PARMA, Ohio – A local man was cited for obstructing official business after holding a warning sign near an OVI checkpoint last week at State and Brookpark Roads.

Doug Odolecki, 43, runs the Greater Cleveland CopBlock. It’s an online forum, http://www.copblock.org, where users are devoted to holding the police accountable for their actions, Odolecki told FOX 8 News.

sign“I go anywhere Greater Cleveland calls,” said Odolecki, who captured a run-in with police on Friday, June 13.

He had a video camera recording the moments before, during and after he stood at the intersection with a sign that read, ‘Checkpoint Ahead! Turn Now!’

“You’re gonna be cited,” warned a police officer who approached Odolecki, who said he doesn’t support drunk driving; he’s just against what he considers an abuse of power.

“It is a Nazi-esque style checkpoint. It is a papers-please type checkpoint. These guys are not out there for your safety or anything like that, so if you think that, think again,” said Odolecki.

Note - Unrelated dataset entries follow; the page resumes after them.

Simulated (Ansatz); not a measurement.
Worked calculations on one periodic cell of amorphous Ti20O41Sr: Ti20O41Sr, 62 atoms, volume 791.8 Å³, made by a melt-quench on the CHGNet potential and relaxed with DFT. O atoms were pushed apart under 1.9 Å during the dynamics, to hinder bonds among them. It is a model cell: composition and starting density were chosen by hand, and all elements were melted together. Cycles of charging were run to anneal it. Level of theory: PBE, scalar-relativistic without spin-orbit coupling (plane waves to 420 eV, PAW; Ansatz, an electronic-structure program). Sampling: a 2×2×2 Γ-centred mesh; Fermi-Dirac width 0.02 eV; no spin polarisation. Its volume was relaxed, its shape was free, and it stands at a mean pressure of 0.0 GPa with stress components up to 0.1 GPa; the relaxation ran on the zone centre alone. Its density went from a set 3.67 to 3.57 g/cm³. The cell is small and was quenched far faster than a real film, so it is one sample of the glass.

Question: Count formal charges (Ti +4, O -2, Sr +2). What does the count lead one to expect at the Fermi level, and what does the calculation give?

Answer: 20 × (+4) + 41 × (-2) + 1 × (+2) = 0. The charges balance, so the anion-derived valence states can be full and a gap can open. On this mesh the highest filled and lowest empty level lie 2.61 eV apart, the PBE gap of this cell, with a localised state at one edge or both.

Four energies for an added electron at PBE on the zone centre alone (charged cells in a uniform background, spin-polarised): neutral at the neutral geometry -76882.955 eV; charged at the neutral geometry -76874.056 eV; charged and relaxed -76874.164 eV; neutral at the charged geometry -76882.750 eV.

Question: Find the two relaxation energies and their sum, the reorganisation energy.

Odolecki admits the Parma police officers approached him at the intersection to first issue him a verbal warning. The officers didn’t have an issue with him holding the sign, but they said he had to remove the phrase ‘turn now’ because they viewed it as obstructing official business.

“Our sobriety checkpoint is all about educating the public,” said an officer on the video, “and we need them to come through the checkpoint to educate them.”

According to state law, the police in Ohio are required to alert the public a few days before a checkpoint is set up, but in this case, they thought Odolecki was going too far. They issued him the citation for obstruction.

“You’re supposed to be protected against illegal searches and seizures. You’re supposed to be protected against just being harassed and stopped every time the police see you,” he said.

Odolecki has a lawyer and he plans to fight the ticket in court. He also said the incident won’t stop from doing what he believes is necessary.

“We wanna make sure that these cops are not doing anything bad,” he said, “but we also want to make sure that you guys are not out there drinking and driving as well.”

Parma police have approximately four checkpoints a year, according to a spokesperson. Last Friday, 1592 vehicles entered the checkpoint and 499 were checked.